Here’s the short list of what I’ve learned in the past few years:
1. Don’t date outside your social circle. There’s a reason you’re not friends with these people. BELIEVE ME, there’s a reason you’re not friends with these people!!!
2. Don’t date inside your social circle. Unless you’re prepared to find a new social circle and/or are better than I am at pretending everything’s fine.
Here’s what my son said when I told him, for the 732nd time that no, I can’t play his song right now because right now, his song makes me sad:
If you get sad, we’ll hug you in a circle.

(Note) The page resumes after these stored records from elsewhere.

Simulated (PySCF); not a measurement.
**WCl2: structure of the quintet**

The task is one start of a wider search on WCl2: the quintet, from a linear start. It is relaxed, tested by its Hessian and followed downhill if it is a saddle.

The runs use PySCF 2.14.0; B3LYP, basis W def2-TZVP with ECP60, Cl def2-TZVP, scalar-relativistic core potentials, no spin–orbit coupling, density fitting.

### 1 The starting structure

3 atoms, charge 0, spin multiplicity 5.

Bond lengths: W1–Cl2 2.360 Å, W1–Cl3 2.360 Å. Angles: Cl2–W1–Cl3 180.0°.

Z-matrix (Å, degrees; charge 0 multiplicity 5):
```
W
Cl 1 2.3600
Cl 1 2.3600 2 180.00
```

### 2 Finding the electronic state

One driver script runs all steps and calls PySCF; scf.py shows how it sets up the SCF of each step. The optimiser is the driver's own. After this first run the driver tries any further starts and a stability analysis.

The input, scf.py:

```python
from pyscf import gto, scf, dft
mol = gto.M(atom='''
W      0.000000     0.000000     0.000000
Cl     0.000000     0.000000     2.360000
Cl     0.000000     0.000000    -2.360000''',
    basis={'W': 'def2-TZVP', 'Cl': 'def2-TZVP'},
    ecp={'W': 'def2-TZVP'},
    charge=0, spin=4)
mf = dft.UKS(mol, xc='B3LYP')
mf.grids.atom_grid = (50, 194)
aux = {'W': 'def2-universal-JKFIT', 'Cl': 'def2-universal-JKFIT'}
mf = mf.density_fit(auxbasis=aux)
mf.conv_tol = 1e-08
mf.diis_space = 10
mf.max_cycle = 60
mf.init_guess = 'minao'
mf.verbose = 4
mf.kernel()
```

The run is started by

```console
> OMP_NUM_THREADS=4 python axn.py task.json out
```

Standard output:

Here’s what my daughter said when I asked her to stop asking me why I don’t go to dance lessons anymore:
You stopped spinning in circles when you stopped going to dance lessons. You were happier when you were spinning in circles.
Yeah. . . I was.
For weeks, I’ve been a wreck. Like, irrationally so. I cry at approximately 72% of all songs on the radio. I have been 84% ineffective at my job. I have been 98% worthless at working out. I have zero motivation to do anything productive or helpful. Where I typically feel compelled to fix things, I now roll my eyes and walk away. I am not a pleasant person right now. At all. And, I know it.
Two months ago, I was the polar opposite. I was singing and dancing and loving life more than is really reasonable. My face hurt from smiling and I had to force myself not to skip through my office in glee. I was loving every second of every day of my life and it was probably very, very annoying.
I’d never really given much thought to the intensity of my emotions. Ever. In my life. Until it was brought to my attention last week by a good friend who started the conversation with, “I’m saying this as a friend, and you can tell me to fuck off if you want and that’s fine”. Seriously, anytime you give me permission to tell you to fuck off, we’re probably in pretty good shape.
It turns out, I emote intensely. When I’m happy, I’m really fucking happy. When I’m sad, I’m really fucking sad. When I’m mad. . . well, God help anyone who gets in my way.
I’m not sure what I’m supposed to do with this information.
What I do know is that I process a lot of those intense emotions by writing, and that’s something I haven’t been doing any of lately. So . . . that being said, I’m back, and I’m all intense and shit. . . so this ought to be fun. Whee!